Relative difficulty: Medium-Challenging
Word of the Day: whatnot (51A: What a whatnot has = BRIC A BRAC) —
- A minor or unspecified object or article.
- A set of light, open shelves for ornaments.
• • •
This seems an OK puzzle, but I didn't enjoy it much. With the exception of (finally) figuring out "INAGADDADAVIDA" (48A: Psychedelic 1968 song featuring a lengthy drum solo), most of the effort didn't seem quite worth it. STOCKS AND SHARES is a meaningless phrase to me (30A: Paper assets). I mean, I know those words, but I wouldn't put them together into a grid-spanning central phrase. I just learned that there are things called "STOCKS AND SHARES ISAs" (Individual Savings Accounts). OK. Started out lightning fast in the NW, then got to WATER- and couldn't build on it at all. Two really bad wrong guesses (SALUTE for SNAP TO (8D: Acknowledge a commander's entrance, maybe), EAR LOBE for EARLOCK (?) (14D: One hanging at a temple) kept me at bay a long time in the north. Don't know who ALAN BATES is (15A: 1968 Best Actor nominee for "The Fixer"). This fact strangely does not EMBARRASS me. Stuff like HERBAGE and ELLIE meant nothing to me (35D: Nonwoody plant parts). [Blank] SLIDE could've been at least two other four-letter words besides ROCK. I certainly didn't know what a "whatnot" was (in this clue's sense of the word), and though the only -AC-ending word I could think of was BRIC A BRAC, it kept seeming wrong for various reasons (51A: What a whatnot has).

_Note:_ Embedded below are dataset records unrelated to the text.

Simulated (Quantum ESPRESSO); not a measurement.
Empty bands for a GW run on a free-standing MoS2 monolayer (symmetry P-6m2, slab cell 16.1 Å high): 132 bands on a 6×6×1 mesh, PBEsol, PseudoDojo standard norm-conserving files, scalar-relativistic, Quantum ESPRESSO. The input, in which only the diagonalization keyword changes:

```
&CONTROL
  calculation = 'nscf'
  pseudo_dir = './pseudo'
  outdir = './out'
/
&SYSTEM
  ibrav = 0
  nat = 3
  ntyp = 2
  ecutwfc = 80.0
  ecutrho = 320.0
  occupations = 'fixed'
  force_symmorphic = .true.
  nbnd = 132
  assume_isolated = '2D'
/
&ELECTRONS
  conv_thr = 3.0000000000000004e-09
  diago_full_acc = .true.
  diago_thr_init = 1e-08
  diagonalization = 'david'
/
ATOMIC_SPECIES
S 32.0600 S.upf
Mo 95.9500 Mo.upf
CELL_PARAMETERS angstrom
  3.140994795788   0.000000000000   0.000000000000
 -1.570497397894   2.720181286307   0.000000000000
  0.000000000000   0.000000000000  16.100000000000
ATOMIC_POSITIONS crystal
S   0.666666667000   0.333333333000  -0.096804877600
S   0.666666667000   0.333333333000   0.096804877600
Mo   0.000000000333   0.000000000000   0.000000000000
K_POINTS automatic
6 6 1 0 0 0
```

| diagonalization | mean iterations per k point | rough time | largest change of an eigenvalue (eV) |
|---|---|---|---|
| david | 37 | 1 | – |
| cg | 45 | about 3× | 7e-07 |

The thing that irritated me most about the puzzle—in fact the only thing that I found genuinely irritating at all—is the clue for ORESTES (38A: Homeric character who commits matricide). If we are calling ORESTES a "Homeric character," then virtually every known character from classical mythology is "Homeric." ORESTES is not a "character" in either of the Homeric epics—not in the sense that English-speaking human beings generally understand the word "character." He is mentioned in both. Briefly. Despite the fact that you could lawyer up a defense of the clue on a "letter of the law" basis, this clue is fundamentally dishonest. Aeschylus wrote substantially about ORESTES. Homer simply waved at him in passing.
- 13A: Mezzo-soprano Marilyn (HORNE) — no idea, but didn't matter 'cause that corner was easy. Also had no idea "DONAHUE" was ever on MSNBC (25A: It was MSNBC's highest-rated program when canceled in 2003).
- 21A: French loanword that literally means "rung on a ladder" (ECHELON) — this was a gimme—a gimme I could've used in a much harder part of the grid. A gimme that was wasted in this already-easy corner.
- 37A: It has a denomination of $1,000 (T-NOTE) — uh ... OK. I was thinking G-NOTE, for obvious reasons.
- 41A: Weapons used to finish off the Greek army at Thermopylae (ARROWS) — I'd forgotten this. And rounding off the classical trifecta of clues, we have PAEAN (5D: Hymn sung to Apollo).
- 2D: Poet who gave us "carpe diem" (HORACE) — ah, the opening of this puzzle, when everything seemed so right. I went THAI / IN NEED / ARETHA / HORACE in about 10 seconds.
- 7D: Kaplan who co-hosted six seasons of "High Stakes Poker" (GABE) — at four letters, I figured it had to be him, but my incorrect SALUTE kept clashing with him, so I wouldn't put him in. TV poker, ugh ... more stuff I just don't care about. Puzzle is just outside my general sphere of interests.
- 33D: Once-autonomous people of southern Russia (COSSACKS) — lots about them in Anna Karenina. At least I think that's how I know about them.Whoa, Tolstoy also wrote a novel titled, simply, "The COSSACKS." I did not know that.
- 12D: Letter on Kal-El's costume (ESS) — It's technically "Clark's" costume, but ... whatever. This was a gimme. Just covered the "ESS" specifically in a recent class discussion of Frank Miller's "The Dark Knight Returns."
- 47D: 1980s Tyne Daly role (LACEY) — 'Cause CAGNEY wouldn't fit.